The 31-year-old also says that if we set goals that are appropriate to us, we won’t have to fight too hard to achieve them, because “they will draw us towards them in accordance with the laws of nature”.

“When your goals are exciting they create a pulling power,” he explained. “This is the secret which highest achievers do not share - although they set clear goals, they do not have to work towards them, but instead just let the universe help them to achieve them.”

Ngcobo is no mystic waxing lyrical about metaphysics, but a physics Master’s student at the University of Zululand, recently appointed to the council of the national body of the South African Institute of Physics.

At the institute he will be the student voice – a role to which he is accustomed, having formerly represented postgraduates in the institute’s specialist group on nuclear, particle and radiation physics, which is also tasked with ensuring that the country’s educational system is producing enough suitably qualified people for its future nuclear needs.

Ngcobo, who hails from the village of Impaphala near Eshowe, said physics helped him to understand the fundamentals that govern our universe and to probe unexplained mysteries.

“For example, I visualise my exam script as having a 100 percent mark on the paper, and if you get excited about your goals, it does create a pulling power,” he said. “It is metaphysical andbeyond our current understanding, which I find fascinating.”

He is in his second year of a two-year Master’s degree in nuclear and materials sciences run jointly by Unizul’s department of physics and the Western Cape’s iThemba Labs, in collaboration with international experts. His research is on radiation shielding and protection using computer codes.

He puts his 84 percent first-year Master’s mark down to the goal-setting training he had at the hands of the South African Creativity Foundation, while he was lecturing in engineering at Umfolozi College after graduating and before he resumed his studies.

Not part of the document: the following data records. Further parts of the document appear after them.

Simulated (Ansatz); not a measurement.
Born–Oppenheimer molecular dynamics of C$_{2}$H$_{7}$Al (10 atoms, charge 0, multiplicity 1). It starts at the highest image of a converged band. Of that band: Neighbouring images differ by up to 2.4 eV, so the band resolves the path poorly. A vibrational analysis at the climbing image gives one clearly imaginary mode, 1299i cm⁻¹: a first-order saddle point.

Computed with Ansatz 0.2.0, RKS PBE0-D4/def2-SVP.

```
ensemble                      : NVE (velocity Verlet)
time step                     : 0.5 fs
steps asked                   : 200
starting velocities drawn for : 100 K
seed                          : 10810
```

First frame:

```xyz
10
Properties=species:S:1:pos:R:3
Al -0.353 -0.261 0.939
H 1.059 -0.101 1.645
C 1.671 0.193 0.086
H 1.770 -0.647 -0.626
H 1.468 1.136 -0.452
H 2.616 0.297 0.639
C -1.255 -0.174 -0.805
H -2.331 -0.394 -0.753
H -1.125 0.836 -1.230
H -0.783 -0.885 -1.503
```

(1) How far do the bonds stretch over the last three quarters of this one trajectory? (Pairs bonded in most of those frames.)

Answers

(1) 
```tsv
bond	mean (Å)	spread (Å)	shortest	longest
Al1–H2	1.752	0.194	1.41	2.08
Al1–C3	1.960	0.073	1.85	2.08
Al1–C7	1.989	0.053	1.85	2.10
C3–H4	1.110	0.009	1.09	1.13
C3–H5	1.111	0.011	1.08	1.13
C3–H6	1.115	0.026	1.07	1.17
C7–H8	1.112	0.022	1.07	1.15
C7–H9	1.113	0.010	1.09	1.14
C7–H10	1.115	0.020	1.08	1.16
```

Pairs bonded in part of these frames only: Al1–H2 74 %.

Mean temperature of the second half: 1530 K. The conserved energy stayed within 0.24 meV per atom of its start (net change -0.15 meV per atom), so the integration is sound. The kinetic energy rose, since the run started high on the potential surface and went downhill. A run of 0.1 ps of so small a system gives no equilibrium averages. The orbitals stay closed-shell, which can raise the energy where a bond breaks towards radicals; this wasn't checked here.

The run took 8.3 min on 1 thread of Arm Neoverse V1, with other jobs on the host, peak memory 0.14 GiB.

He said that as an undergraduate he had concentrated so hard on his studies that he had neglected basics like good nutrition and a healthy social life.

“I got very sick and I started to search everywhere for solutions. I read books on health, spirituality and personal development until eventually I realised that cultivating a healthy, balanced lifestyle was the way to go.”

Now a vegetarian, Ngcobo said he also drank lots of water, meditated and exercised regularly, and enjoyed healthy relationships with all living creatures, from plants to animals and humans. “This helps me achieve the clear mental state in which to set my goals,” he said.

And he keeps setting those goals. After his Master’s he plans not only to enrol for a doctorate, but also to set up a career-coaching practice to encourage schoolchildren to study science. He will also mentor them on alternative techniques for achieving high marks and how lifestyle can assist them.

As well as being a dedicated scientist, he is a certified creativity coach with the Creativity Foundation and is interested in brain profiling.

“I sometimes use the analogy that your brain is a desktop and I have to look at where I am storing everything. I tell myself I am uploading, and then during the exam I am downloading,” he said. “Even though science is not for everyone, anyone can master it.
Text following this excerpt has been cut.